Invoking Lachit Borphukan, the Ahom general who defeated the advancing Mughal Army on the Brahmaputra at Saraighat in AD 1671, he says this election is, to all intents and purposes, the last battle of Saraighat, with the BJP, the AGP and the Bodoland People’s Front standing for jati, mati, bheti on one side and the forces of Chief Minister Gogoi, flanked on either side by Mr. Ajmal and Rockybul Hussain (the Minister for Agriculture), on the other.

Customisation

The Dhemaji speech schema is revisited in subsequent rallies through the course of the day at Dhakuakhana in Lakhimpur district and Behali, Biswanath Chariali, Rangapara and Borsola in Sonitpur district, with on-the-spot improvisations and local customisation. In Dhakuakhana, Mr. Sarma hits out at Congress vice-president Rahul Gandhi for claiming that a BJP government in Assam would take orders from Nagpur [the headquarters of the Rashtriya Swayamsevak Sangh], charging that a Congress-All India United Democratic Front government would take orders from Bangladesh.

In Behali, which also has a sizeable population of Muslims and Nepalese, Mr. Sarma eschews the Ajmal opening and makes only a quick reference to Nagpur-Bangladesh. At Bishwanath Chariali, he makes a specific outreach to tea garden workers, promising them higher and regular minimum wage — with a stray reference to cows.

At Rangapara, prompted by some youngsters in the crowd, he mimics Mr. Gogoi’s baad diya hai (leave it, pal), oft-used by the Chief Minister to deflect criticism of his government, and says unlike his one-time mentor, he believes in politics of hridoy (heart), not hoardings. At Borsola, he mentions Khilonjia (indigenous) Muslims in his sons-of-the-soil pitch.

It’s past 8.30 p.m. when the Borsola rally, the day’s last, winds up. Evident through the day is the fact that the BJP’s campaign convener is a star in his own right. People line up all around the bamboo barricade that makes for the chopper enclosure when Mr. Sarma touches down and leaves, and he obliges admirers with a rushed run touching extended hands, stopping occasionally to seek an elderly person’s blessings. At Rangapara, the crowd exhorts him to trek the 500 metres from landing point to stage. At Borsola, where a serpentine queue of motorcycle-borne supporters awaits his arrival, he is lifted onto an open van for a five-km bike rally to the venue.

The median in the message

Between rallies, and from one chopper and car ride to another, I ask Mr. Sarma about his transition into the BJP (“I haven’t had time to think, it was get-go with the elections from Day One”); about if the Congress knows its long-time strategist’s moves inside out (“The Congress is itself deviating from its winning strategy, which is that the campaign must have a positive message”); about how he sees the BJP alliance’s prospects (“This is my fifth election; I can sense a wave when I see one — and this is); about the BJP’s campaign message (“Identity and aspiration [for development]”); about his equation with Mr. Sonowal, originally from the AGP (“We go back a long way, I was general secretary of the Guwahati chapter when he was AASU [All Assam Students’ Union] president”); and about why the BJP is targeting Mr. Ajmal (“He represents a threat to our indigenous culture with his communal politics”).

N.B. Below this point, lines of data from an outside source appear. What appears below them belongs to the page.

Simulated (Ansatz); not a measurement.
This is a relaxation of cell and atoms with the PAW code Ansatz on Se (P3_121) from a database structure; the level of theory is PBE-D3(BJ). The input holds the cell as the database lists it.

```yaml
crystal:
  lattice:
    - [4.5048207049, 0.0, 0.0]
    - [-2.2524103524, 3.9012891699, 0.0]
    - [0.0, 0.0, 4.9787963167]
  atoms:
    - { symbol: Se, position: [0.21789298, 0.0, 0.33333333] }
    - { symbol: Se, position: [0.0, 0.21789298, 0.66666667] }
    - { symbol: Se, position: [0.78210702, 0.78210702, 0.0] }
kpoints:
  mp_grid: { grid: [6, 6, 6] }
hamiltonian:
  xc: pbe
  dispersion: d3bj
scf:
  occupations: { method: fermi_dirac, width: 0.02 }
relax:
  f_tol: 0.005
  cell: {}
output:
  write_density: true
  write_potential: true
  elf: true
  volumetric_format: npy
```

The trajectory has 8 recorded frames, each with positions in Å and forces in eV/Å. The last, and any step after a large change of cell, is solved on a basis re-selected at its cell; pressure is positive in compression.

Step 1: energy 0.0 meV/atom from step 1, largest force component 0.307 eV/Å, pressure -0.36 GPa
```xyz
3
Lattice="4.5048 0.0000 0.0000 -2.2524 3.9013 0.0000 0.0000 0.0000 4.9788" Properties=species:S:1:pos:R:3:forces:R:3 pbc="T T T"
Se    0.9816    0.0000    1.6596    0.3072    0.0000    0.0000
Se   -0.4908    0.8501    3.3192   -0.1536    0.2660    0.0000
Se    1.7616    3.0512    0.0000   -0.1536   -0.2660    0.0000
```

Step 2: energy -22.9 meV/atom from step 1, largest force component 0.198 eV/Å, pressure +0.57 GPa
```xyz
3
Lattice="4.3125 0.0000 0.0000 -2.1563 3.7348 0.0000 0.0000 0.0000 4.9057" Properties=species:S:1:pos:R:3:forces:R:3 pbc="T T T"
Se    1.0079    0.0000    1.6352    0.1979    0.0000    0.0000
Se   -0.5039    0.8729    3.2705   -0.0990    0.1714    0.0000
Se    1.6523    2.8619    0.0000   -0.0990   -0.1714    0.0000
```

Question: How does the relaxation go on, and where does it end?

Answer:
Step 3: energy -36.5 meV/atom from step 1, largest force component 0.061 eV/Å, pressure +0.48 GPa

Post-Borsola, I ask if his invocations, especially the imagery of a Gogoi being flanked by Mr. Ajmal and Rockybul Hussain do not amount to a communal pitch too. “Rockybul’s religion is not the issue, he represents the corrupt face of the State government. I am not saying it, but there were allegations that as Forest Minister, he had a nexus with rhino poachers. As for Ajmal, Assam’s Muslims have a greater responsibility to reject his politics.”

It’s assessment time for Mr. Sarma on the long road back to Guwahati. Turnouts at Dhemaji and Behali were modest, but it was a throng at Dhakuakhana, Biswanath Chariali, Rangapara and Borsola. The response is prompting a rethink. Mr. Sarma wants to trim his appearances in the Barak Valley to squeeze in more time to visit constituencies such as Bihpuria, Naoboicha, Gohpur which he hasn’t visited thus far. Is the tide turning, the BJP’s message finally striking a chord? In Assam, one can only be sure about the Brahmaputra changing course.